This month I am featuring a northern Italian dish. I have been making this side dish for decades, as my old worn-down cookbook reminds me each time. The backstory is in the recipe, and it is called Baked Stuffed Zucchini.
Since Italy is a very long country, there is a difference in the cuisine between the north and the south. It is primarily because southern Italy has a warmer climate, and they enjoy seafood from the Mediterranean. Northern Italy is mountainous, and their cuisine resembles their neighbors of Austria and Switzerland. There is less seafood and more meat.
While growing up in Germany, my family had an ongoing tradition of joining other families for the first full week before Christmas. It was a fun time as we skied in northern Italy in primarily Corvara. My footer photo shows a picture of the town where they are famous for their rugged mountains. I have fond memories of skiing endlessly in the region and enjoying the food as well.

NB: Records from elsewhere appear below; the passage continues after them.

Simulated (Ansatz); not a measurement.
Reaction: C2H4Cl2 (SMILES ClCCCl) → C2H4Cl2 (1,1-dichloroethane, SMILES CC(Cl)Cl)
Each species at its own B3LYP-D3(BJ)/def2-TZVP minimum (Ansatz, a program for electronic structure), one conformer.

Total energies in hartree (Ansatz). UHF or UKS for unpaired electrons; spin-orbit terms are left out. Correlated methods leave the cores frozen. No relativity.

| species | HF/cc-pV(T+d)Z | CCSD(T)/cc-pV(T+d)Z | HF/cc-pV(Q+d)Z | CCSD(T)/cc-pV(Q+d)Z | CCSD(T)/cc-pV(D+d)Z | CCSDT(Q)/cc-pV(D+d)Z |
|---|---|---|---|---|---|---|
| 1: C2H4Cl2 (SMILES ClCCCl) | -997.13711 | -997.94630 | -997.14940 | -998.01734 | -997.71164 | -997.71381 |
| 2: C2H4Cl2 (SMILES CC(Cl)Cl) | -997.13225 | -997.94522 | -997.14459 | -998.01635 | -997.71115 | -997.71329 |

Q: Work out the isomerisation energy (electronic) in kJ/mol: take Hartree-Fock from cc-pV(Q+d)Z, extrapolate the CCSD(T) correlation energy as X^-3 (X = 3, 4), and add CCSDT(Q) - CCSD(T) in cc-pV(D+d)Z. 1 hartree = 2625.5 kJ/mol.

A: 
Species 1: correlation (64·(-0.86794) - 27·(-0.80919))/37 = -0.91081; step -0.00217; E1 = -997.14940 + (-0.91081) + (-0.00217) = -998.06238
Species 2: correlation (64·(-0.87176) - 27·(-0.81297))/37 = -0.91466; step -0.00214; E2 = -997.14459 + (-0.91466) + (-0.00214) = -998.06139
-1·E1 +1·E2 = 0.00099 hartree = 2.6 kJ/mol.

After cooking aboard for many years on our sailboats, I have not yet been able to do the same on Le Conge’. Our Grand Banks Trawler is now in the 5th month undergoing important renovations and improvements. We want to ensure her safety for when we are ready to cruise.
As the saying goes “April showers bring May flowers.” My header photo shows tulips growing in our front yard. With all the beautiful flowers coming about this spring, it will be a perfect way to celebrate Mother’s Day next month.